Valhalla Legends Archive

Programming => General Programming => Topic started by: MyndFyre on July 13, 2006, 08:20 PM

Title: Sorted data structure
Post by: MyndFyre on July 13, 2006, 08:20 PM
A B-tree is the fastest standard sorted data structure, right?
Title: Re: Sorted data structure
Post by: dxoigmn on July 13, 2006, 08:59 PM
Depends on how your define "fastest."
Title: Re: Sorted data structure
Post by: MyndFyre on July 13, 2006, 09:32 PM
I have a lot of records sorted by an integral ID.  I don't really care how long it takes to populate the tree, but it needs to be fast to find records.
Title: Re: Sorted data structure
Post by: dxoigmn on July 13, 2006, 09:51 PM
Quote from: MyndFyre[vL] on July 13, 2006, 09:32 PM
I have a lot of records sorted by an integral ID.  I don't really care how long it takes to populate the tree, but it needs to be fast to find records.
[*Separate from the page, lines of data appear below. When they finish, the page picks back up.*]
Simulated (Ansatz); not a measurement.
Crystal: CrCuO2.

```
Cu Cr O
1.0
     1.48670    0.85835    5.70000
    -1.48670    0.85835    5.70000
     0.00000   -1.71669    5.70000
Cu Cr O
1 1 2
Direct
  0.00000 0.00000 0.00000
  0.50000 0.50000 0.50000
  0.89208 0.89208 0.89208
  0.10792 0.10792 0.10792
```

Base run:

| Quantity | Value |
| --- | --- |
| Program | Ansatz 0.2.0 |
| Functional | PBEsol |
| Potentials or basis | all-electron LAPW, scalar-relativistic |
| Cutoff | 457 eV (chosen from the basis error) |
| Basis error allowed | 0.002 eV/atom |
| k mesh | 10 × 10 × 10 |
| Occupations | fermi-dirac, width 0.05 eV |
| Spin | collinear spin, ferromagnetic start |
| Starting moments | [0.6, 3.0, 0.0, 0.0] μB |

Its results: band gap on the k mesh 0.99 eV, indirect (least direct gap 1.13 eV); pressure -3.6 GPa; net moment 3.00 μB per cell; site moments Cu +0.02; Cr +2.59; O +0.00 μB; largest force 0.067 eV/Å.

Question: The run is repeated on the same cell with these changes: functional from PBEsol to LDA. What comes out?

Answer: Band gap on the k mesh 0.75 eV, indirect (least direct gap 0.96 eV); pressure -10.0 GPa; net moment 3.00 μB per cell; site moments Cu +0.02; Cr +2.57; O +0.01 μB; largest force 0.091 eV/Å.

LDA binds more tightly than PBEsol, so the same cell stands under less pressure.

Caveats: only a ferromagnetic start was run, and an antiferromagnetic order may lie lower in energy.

Are the IDs unique? Are they constrained to some range? A hash table will be the fastest for lookup (i.e. constant time) but might use too much space. Typically any sort of tree structure will take logarithmic-time to lookup and in the worst case linear time if the tree is not well balanced (i.e. in the case of a vine).
Title: Re: Sorted data structure
Post by: MyndFyre on July 13, 2006, 10:14 PM
Right, but isn't a B-tree balanced so that it should always take logarithmic time to find an item and near-logarithmic time to add one?

Yes, the IDs are unique.
Title: Re: Sorted data structure
Post by: rabbit on July 14, 2006, 07:20 AM
A perfect B-Tree is balanced.  If it isn't a B-tree in the first place, it can take a good deal of time to sort it all out.  But yes, the fastest access tree is binary.  Since the IDs are unique, I'd also suggest a hash map.
Title: Re: Sorted data structure
Post by: MyndFyre on July 14, 2006, 12:28 PM
Quote from: rabbit on July 14, 2006, 07:20 AM
A perfect B-Tree is balanced.  If it isn't a B-tree in the first place, it can take a good deal of time to sort it all out.  But yes, the fastest access tree is binary.  Since the IDs are unique, I'd also suggest a hash map.

Now see, I don't know why I didn't think of a hashtable.

What are the memory considerations between a hash table and a B-tree?

Also, rabbit, there is a distinction between a binary tree and a B tree.  I don't remember what the distinction is - I think a binary tree is just not balanced and so it can get really long leaves.  Right?
Title: Re: Sorted data structure
Post by: dxoigmn on July 14, 2006, 01:00 PM
Quote from: MyndFyre[vL] on July 14, 2006, 12:28 PM
Now see, I don't know why I didn't think of a hashtable.

What are the memory considerations between a hash table and a B-tree?

Also, rabbit, there is a distinction between a binary tree and a B tree.  I don't remember what the distinction is - I think a binary tree is just not balanced and so it can get really long leaves.  Right?

Space(hash table) >> space(b-tree). Of course this all depends on your hash function. If you IDs are unique and constrained to a small range, then the hash table will use less memory than the B-tree.

A B-tree is simply a balanced binary tree.
Title: Re: Sorted data structure
Post by: rabbit on July 14, 2006, 07:30 PM
Yeah.  But if your program is set up for binary trees and not specifically B trees, you can create some problems by assuming the structure is always a B tree.  Anyway:
B(inary) trees - only the exact amount of memory needed is used, access is O(logn)
hash map/table - more memory is used, depending on the hash distances, access is (without collisions) O(1)

Basically, if your hash is perfect (hah!) you have the fastest access time possible, though with a tradeoff in memory usage.  B(inary) trees sacrifice some speed for reduced memory usage.  It's basically what you want more for your program, speed or usage.